Work done for Riot Games, crafting the UX experience for the app and responsive web.
Discovery workshop
The first port of call was to facilitate a workshop to work with the IA team to assess where the brand new pages would appear in the structure of the app and the native mobile app.
Working the brand
With a modern brand identity the key was to match this with modern UX that could accompany the illustrative style and clean minimalist aesthetic of this product.
Style & substance
The key was to meld the requirement whereby content could often require heavy statistical information, which was in danger of disturbing the minimalist style and use of space.

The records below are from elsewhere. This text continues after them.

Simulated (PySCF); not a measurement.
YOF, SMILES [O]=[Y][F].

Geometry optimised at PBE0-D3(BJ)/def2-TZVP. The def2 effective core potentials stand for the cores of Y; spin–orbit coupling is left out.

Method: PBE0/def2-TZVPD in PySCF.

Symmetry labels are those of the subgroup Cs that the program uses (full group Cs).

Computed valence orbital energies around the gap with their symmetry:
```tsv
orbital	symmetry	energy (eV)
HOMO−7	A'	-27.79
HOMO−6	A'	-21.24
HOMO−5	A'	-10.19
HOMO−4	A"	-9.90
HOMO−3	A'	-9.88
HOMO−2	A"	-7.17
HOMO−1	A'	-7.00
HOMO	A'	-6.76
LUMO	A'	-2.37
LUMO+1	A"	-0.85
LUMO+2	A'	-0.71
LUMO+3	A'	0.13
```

Illustrations to the rescue
With a bright illustrative style the pages with heavy content were offset by this approach. Slide, drag and drop and other modern UX mechanisms made this product industry leading.
Dark and light
As per the modern way all designs were done in light and dark mode, and with all layouts ie native mobile for iOS and Android, phone, tablet and desktop.
Timing the timings
An interesting UX aspect was working with the skip functionality, whereby the UX team looked at where in the timeline spikes of activity occurred which was a viable means to determine where the highlights for the highlights reel would be lifted from.
Setting or Preferences
Using the metrics to hand and follow up discovery, combined with best practice at the time, the UX team crafted what mechanisms would be used for the Preference and Settings areas.
Busy interface
One of the key requirements was for users to be able to access all the stats if needed, since this was a prime use case for these users born from discovery. Therefore it was a challenge to ensure we could get as much of this information as possible into these areas, especially for mobile.
Latches and switches
Ultimately the choice was made that the user would have an easily accessible latch to shift between the various game types with appropriate IA within, rather than merging the games ecosystems since discovery dictated that users were overwhelmingly more likely to play one of the games available.